I was right about everybody having strong opinions about code commenting. The popularity of my previous post on the subject (perhaps due to its provocative title) brought this site to its knees.
The Calm Before the Storm
I was receiving higher-than-average traffic from the regular sources, such as DZone and JavaBlogs, but this traffic was still pretty trivial and nothing that the server couldn’t handle. The real problem occurred sometime on Sunday evening. While I was busy playing football (we lost 4-0), my post was rapidly gaining attention on Digg.
The entire Uncommons.org empire is hosted on a 256mb VPS (Virtual Private Server) from Slicehost. These 256 megabytes of RAM are shared between Apache, PHP, MySQL and Jetty.Though this is a modest amount of memory, it is sufficient for the traffic that I normally attract. I was not entirely unprepared for a traffic spike. I had installed the WP-Cache plugin for WordPress sometime ago to avoid unnecessary MySQL queries. I’d also tweaked the Apache configuration to make the most of the limited resources available to it (or so I thought – I guess I should take more notice of my own advice about optimisations).

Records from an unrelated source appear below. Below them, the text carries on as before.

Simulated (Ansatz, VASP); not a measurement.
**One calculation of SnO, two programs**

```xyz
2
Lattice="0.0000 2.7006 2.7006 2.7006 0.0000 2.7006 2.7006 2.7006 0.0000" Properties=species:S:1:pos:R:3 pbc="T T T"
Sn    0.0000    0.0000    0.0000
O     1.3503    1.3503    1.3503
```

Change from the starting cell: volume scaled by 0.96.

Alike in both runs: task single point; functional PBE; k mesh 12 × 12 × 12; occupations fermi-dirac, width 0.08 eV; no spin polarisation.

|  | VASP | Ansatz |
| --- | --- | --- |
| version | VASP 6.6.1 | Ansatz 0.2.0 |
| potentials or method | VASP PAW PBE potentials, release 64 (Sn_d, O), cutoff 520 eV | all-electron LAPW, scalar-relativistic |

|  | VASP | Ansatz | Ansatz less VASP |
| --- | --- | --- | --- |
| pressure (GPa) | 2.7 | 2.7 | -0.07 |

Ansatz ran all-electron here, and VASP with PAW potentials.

For about two hours after the post hit the front page of Digg, I was completely oblivious to the pain being inflicted on my poor VPS. It wasn’t until I tried to visit my WordPress dashboard that I realised something wasn’t quite right. The server was not responding very promptly at all. SSH access was still available, though a little slow. First thing I checked was the load average. It was high but not massively so. Next I checked memory usage. Pretty predictably, all of the RAM and all of the swap space was being used.
I only use Jetty for running Hudson and, while it is pretty lightweight for a Java server, it still accounts for a lot of the memory usage on a 256mb slice. So I shut it down to release some resources.
I didn’t have to do much analysis to figure out where the traffic was coming from as my first guess was right; I quickly found my post in the Technology section of Digg. Initially I didn’t realise that it was also on the front page.
The post was on Digg’s front page for just over three and a quarter hours. I served up around 10,000 page impressions to around 6,000 unique visitors in that time. I’ve served over 9,000 pages so far today, at a more steady rate, and continue to receive hundreds of hits per hour. I’ve transferred over 3.5Gb of data in total. Throughout this time the server has stayed up but the site has been very slow to respond and I am sure that many visitors gave up before they got a response (some of the comments on Digg are redirecting readers to cached versions of the page because of this). If the site had been up to it, it probably would have served thousands more pages. The article has received over 2000 “Diggs”, over half of them after it dropped off the front page.
It could have been worse. At least I wasn’t linked to by Yahoo!.
Even after the worst of the spike the response times were terrible. CPU load was negligible but there was a bottle-neck elsewhere, ultimately down to insufficient RAM.
Searching for potential solutions, one idea I liked a lot was using mod_rewrite to redirect all traffic from digg.com to a Coral cached version of the page. I did set this up, but I couldn’t get Coral to cache the page because its requests to my server were being timed out.
Eventually I decided to replace Apache… with Apache. The default Apache install for Ubuntu is the prefork MPM (multi-processing module) version. Apparently this process-based implementation is the more robust option but it’s considerably more RAM-hungry than the alternative thread-based worker MPM. In my memory-constrained enviroment, the worker MPM seemed worth a punt.
Fortunately, Slicehost makes back-ups ridiculously simple, so I took a one-click snapshot of the server and then installed the worker version of Apache:
sudo apt-get install apache2-mpm-worker
This was more work than I was expecting because it involved uninstalling PHP. To use the worker MPM I would have to run PHP via FastCGI. I found these instructions on how to set that up.
Once I’d finally got the configuration right (the web server was down for about 20 minutes), there was an immediate improvement. The server seems to be dealing with requests very well now, though I still have not restarted Jetty. Whether this configuration would have stood up to the peak force of Digg’s DDOS remains to be seen. I was also considering a switch to Lighttpd, but that would have been a bit more drastic since I’ve no experience with it.
The next item on my list is to replace WP-Cache with WP-Super-Cache so that WordPress can serve fully static pages without having to load the PHP engine each time. Other suggestions that I found include optimising the WordPress MySQL tables and installing a PHP compiler cache. Maybe I also need to set-up some kind of monitoring to alert me when there is a huge traffic spike?